Alongside the development of the Reform and Conservative Movements, it is imperative to look at a parallel development in Israeli society, that of the Jewish renewal movement (Hitchadshut Yehudit) or New Israeli Judaism (the Hebrew term itself was coined by Panim in the 1990s). This movement began roughly at the same time as the arrival and establishment of the Reform and Conservative Movements, and reached a similar scope of a few thousand secular intellectual elites. According to Rachel Werczberger, an expert on the Jewish Renewal Movement, while the older secular Zionist “religion” made use of Jewish iconography, such as the flag, state seal, Hebrew calendar or various ceremonies to create a collective narrative and identity, the Hitchadshut Yehudit used these to achieve some form of personal meaning for its participants.
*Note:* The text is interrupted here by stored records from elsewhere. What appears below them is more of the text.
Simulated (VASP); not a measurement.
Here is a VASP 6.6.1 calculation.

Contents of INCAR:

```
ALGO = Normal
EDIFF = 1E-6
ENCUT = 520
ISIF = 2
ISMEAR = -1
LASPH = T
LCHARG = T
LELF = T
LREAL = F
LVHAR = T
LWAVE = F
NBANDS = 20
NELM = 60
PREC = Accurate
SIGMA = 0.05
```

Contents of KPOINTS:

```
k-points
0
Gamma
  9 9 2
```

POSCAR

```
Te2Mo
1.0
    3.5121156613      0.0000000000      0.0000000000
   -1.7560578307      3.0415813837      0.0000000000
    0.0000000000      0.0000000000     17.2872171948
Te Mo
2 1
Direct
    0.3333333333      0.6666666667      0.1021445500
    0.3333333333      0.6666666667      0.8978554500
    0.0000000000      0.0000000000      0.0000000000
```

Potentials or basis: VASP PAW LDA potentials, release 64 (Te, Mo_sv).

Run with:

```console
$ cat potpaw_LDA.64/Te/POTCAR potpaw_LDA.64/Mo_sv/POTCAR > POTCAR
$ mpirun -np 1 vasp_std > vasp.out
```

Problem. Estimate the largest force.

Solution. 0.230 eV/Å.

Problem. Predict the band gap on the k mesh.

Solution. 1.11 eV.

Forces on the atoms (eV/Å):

In their study on the Jewish Renewal Movement among Secular Israelis, scholars Werczberger and Na’ama Azulay, track the development of a new Jewish culture within secular Israeli society, identifying it as a new social movement (NSM) and conclude it is more than a passing trend.60
They posit that since the early 2000’s, secular Israeli society has been developing an active and renewed interest in Jewish culture replete with pluralistic study, prayer, life-cycle rituals, holiday events, social justice projects and more. A decade earlier, such events might have only attracted a few thousand participants at most, while by the mid-2000’s, they claim a few tens of thousands could be counted, and today even more.
They firmly connect this trend to the post-materialist development, described earlier. In the Israeli case, as older inherited cultural identities erode, individuals seek anchors for new, voluntary or intentional identities, and Jewish traditions and texts provide an anchor for this.
Werczberger and Azulay note four distinct and trackable stages in the development of Jewish Renewal as a social movement in Israel. In the first stage, in the late 1960’s and 1970’s, a handful of secular intellectuals attempted to confront the Orthodox monopoly and engage in Jewish textual study. The second stage extended into the 1980’s as the movement grew with the formation of regular study groups, secular-religious dialogues and some of the organizations mentioned in this report, seeking to develop Judaism as a cultural heritage. The third phase, from the mid-1990’s through the mid-2000’s, grew and expanded beyond textual study, to include holiday and Shabbat observance; and to the “new age” spiritual dimension prevalent in other parts of the West. The fourth and current stage involves the institutionalization and stabilization of structures and activities, and has taken root with life-cycle events, the springing up of new organizations, and the achieved legitimacy for mostly secular Jews to experiment and reinterpret Jewish tradition while, at the same time, affirming it.
Key to this are processes that began in previous decades and whose effects are crystallizing and taking hold. Thus, the teaching and training of two generations of Israeli-born leaders, the gradual integration in the school system, the formation and stabilization of a unified terminology, and most importantly, a collaborative network of organizations and groups that exhibits some measure of political lobbying and legal activism. Although it has yet to attract mass numbers, it has developed deep-enough roots to make it more than a passing trend.